In a proactive phase focused on enhancing my skills and knowledge, I dedicated my time effectively during a break from client projects:
Certified Cloud Practitioner: Attained certification as an AWS Certified Cloud Practitioner, validating foundational cloud knowledge and proficiency in AWS services.
New Programming Language: Mastered the foundations of Rust as new programming language through intensive self-study, including reading books, completing online courses, and contributing to open-source projects.
Serverless Web Application (In Development): Development of a serverless web application using AWS and TypeScript/React in combination with D3 as part of a personal project this year. Although the application is still undergoing continuous development, I am prepared to provide a comprehensive demo or walkthrough to showcase its current functionalities and future potential. AWS services used include RDS, Lambda, Polly and Amplify. CDK is used for infrastructure management. This ongoing project has provided valuable hands-on experience in architecting serverless applications on AWS cloud infrastructure. Throughout the development process, I have gained proficiency in integrating AWS services such as RDS (Relational Database Service) for efficient database management, Lambda for serverless compute, Polly for text-to-speech functionality, and Amplify for seamless deployment and hosting.
Continuous Learning: I consistently stay updated with industry trends and best practices through self-education, webinars, and online workshops. Recently, I delved into the Data Mesh approach and explored FastAPI.
As a data engineer, I developed the replacement of existing clustering batch jobs for a software company belonging to a leading German multinational automotive manufacturer. This clustering uses location and additional metadata from worldwide distributed electric charging stations.
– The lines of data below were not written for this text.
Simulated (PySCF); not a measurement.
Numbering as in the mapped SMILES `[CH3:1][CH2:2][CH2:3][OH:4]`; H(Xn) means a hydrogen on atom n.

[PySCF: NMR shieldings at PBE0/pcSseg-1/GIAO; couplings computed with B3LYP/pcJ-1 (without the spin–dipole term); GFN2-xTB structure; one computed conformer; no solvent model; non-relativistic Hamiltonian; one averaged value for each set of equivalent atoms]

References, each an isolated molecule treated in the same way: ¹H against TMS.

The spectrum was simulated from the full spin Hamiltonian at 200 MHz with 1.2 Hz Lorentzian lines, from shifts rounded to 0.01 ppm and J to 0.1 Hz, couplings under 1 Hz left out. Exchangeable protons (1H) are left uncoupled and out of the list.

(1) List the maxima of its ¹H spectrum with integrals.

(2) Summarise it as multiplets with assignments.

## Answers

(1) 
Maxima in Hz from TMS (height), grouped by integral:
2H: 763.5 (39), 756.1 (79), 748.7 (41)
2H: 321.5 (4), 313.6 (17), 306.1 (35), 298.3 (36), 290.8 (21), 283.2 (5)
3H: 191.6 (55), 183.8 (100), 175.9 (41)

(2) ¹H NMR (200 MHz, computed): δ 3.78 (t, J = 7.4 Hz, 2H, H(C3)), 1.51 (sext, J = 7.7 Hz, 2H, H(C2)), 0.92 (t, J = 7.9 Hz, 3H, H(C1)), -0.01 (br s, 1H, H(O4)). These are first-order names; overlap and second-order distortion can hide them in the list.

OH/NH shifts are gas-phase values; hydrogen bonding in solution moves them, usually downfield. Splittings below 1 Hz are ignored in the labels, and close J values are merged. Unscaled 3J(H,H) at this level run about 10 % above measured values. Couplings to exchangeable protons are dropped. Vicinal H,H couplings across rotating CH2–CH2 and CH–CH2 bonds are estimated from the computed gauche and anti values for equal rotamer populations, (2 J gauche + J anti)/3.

As part of the company's team responsible for POI data management (POI=point of interest), I collaborated closely with the developers who previously worked on this task and utilised my expertise with Spark and Airflow to design and implement the new solution using Databricks on Azure.
In collaboration with another team member, I worked on refactoring the existing Airflow pipeline for the batch jobs and the grown and complex business logic. We also refactored the library code used for the clustering and preprocessing steps. While doing so, I added missing documentation and improved code quality by using techniques from defensive programming.
Based on the acquired domain knowledge and business requirements for the clustering, I built a new solution in Azure Cloud using Databricks. Tasks involved integrating existing data in AWS S3 and Azure blob storage, development of library code, and Spark job for geospatial clustering of charging station data.
While the team mainly works with Python, the new solution also uses the official open-source Scala library for graph clustering. For this, I used my experience with Scala and JVM-based development to make the library callable from Python using a suitable wrapper class.
At the beginning of the project, I also worked with the developers and testing team to eliminate bugs and increase the test coverage for an event-driven service. This Azure Functions-based service detects and removes certain privacy-related information within streams of vehicle signals. Redis is used to cache intermediary results detected in the event streams.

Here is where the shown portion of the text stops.